Incremental innovation in silos not enough, says Dr. Catharina Bening, of the Group for Sustainability and Technology (SusTec) at Swiss university ETH Zurich – working with CEFLEX to increase common understanding and action towards a circular economy for flexible packaging.
Many companies and organisations associated with flexible packaging in Europe, recognise the need to transform the linear economy of take, make and dispose; and have taken leadership to address this challenge, by joining the CEFLEX to deliver a circular economy for flexible packaging.
Today, CEFLEX stakeholders represent a collective of over 150 companies, which in Europe alone employ more than 500,000 people at over five and a half thousand locations.
They are collaborating and working across the entire value chain to accelerate solutions in collection, sorting, packaging design, facilitating technologies and sustainable end markets – all underpinned and incited by an environmental and economic business case.
For Dr. Catharina Bening, of the Sus Tec Group at ETH, collaboration and alignment on key issues is critical to moving forward and achieving a circular economy:
“When you think about the shift to a circular economy – it is a paradigmatic shift. You can’t achieve it through incremental innovation at singular value chain steps, so you need the entire value chain to collaborate” she says.
“This is why I think CEFLEX is a wonderful example of trying to achieve a circular economy -because many stakeholders have lined up to make something happen that would not happen if each single company was trying to reach that goal.”
The CEFLEX initiative has set itself the ambitious ‘Mission Circular’ of enabling collection of all flexible packaging and recycle 80% of it into new valuable materials; becoming either new packaging or flowing back into the wider circular economy. To make it a reality, a 5-step roadmap to build a circular economy for flexible packaging has been endorsed by CEFLEX stakeholders, together with a set of actions needed by each part of the value chain to make it happen.

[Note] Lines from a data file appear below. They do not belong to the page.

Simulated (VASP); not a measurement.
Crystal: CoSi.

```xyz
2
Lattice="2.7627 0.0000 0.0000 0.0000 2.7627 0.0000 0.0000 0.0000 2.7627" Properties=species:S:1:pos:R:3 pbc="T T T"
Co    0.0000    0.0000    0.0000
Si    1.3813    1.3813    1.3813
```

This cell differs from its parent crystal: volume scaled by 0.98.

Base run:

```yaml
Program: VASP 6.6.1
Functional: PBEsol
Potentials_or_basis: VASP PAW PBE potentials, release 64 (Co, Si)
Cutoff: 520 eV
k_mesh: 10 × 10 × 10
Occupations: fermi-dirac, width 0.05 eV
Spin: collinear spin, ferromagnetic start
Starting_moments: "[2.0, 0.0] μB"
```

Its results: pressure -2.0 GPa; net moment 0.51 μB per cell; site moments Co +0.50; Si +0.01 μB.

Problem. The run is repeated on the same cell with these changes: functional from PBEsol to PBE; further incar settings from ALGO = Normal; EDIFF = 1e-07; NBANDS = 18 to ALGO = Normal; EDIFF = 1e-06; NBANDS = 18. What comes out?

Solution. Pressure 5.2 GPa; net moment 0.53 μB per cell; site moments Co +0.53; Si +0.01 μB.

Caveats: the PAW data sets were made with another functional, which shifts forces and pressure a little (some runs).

Impossible to achieve alone
Innovating and optimising as single companies, will not deliver the required shift to deliver them Dr. Bening suggests. Collaboration is key “to try and achieve something bigger, as an industry, because they can communicate, talk to each other” she says. Exchanging is vital to challenging existing assumptions Dr. Bening continues – which may be slowing the required innovation and mindset changes needed to move towards a circular economy.
“The mere fact that you have this communication platform is a big advantage in the competition of who reaches a circular economy solution; before it is too late from various perspectives”.
Understanding and alignment on critical issues
To support CEFLEX’s vision and help the entire value chain move forward as one, a report from ETH Zurich in collaboration with CEFLEX – and supported by the EIT Climate-KIC – examined the market and barriers. It combined market intelligence, analysis and interviews with stakeholders and additional external experts to clarify the most relevant barriers to a circular economy and table key issues to tackle.
A workshop with CEFLEX stakeholders in September 2019 further built on this – collecting and synthesising topics essential to realising the circular economy for flexible packaging that need alignment. The aim is to tackle each of them individually and to create considered and aligned positions on each topic so that these can guide transformation to a circular economy across the entire value chain.
The first dedicated workshop to an issue was held in late January 2020 and dedicated to building a common position on mono materials in flexible packaging. Marianne Kuhlmann from SusTec at ETH Zurich was a core part of the team moderating discussions of 25 participants from across the value chain.
“For each topic where there are diverging opinions, we first work together to reveal our differences and create a common understanding. And then we work with all the stakeholders to draft a common position which the majority of stakeholders can agree upon” she explains.
Clarity and action
After a full day of tough discussions, the entire group were able to agree on a CEFLEX position statement, ‘Accelerating the circular economy for flexible packaging – a recommendation for recyclable mono-materials’. It has been shared with stakeholders and the CEFLEX steering committee and will be made available to the wider industry as part of a coordinated release along with future positions on alignment issues.
“I think what the position papers do is make the vision and goal of CEFLEX actionable. Because a goal and vision can be broad, but stakeholders and the whole industry need some guidance on how to actually get there. And the position statements make it clear” continues Marianne Kuhlmann.
The recommendations in this first position paper on mono materials chimes with another major deliverable from CEFLEX – a set of guidelines on flexible packaging design.
‘Designing for a Circular Economy’, is a set of comprehensive guidelines to help anyone working in the flexible packaging value chain design recyclable packaging solutions. One of the main points of the guidelines is that flexible packaging should be designed to meet its core function, protecting goods and reducing the risk of product waste.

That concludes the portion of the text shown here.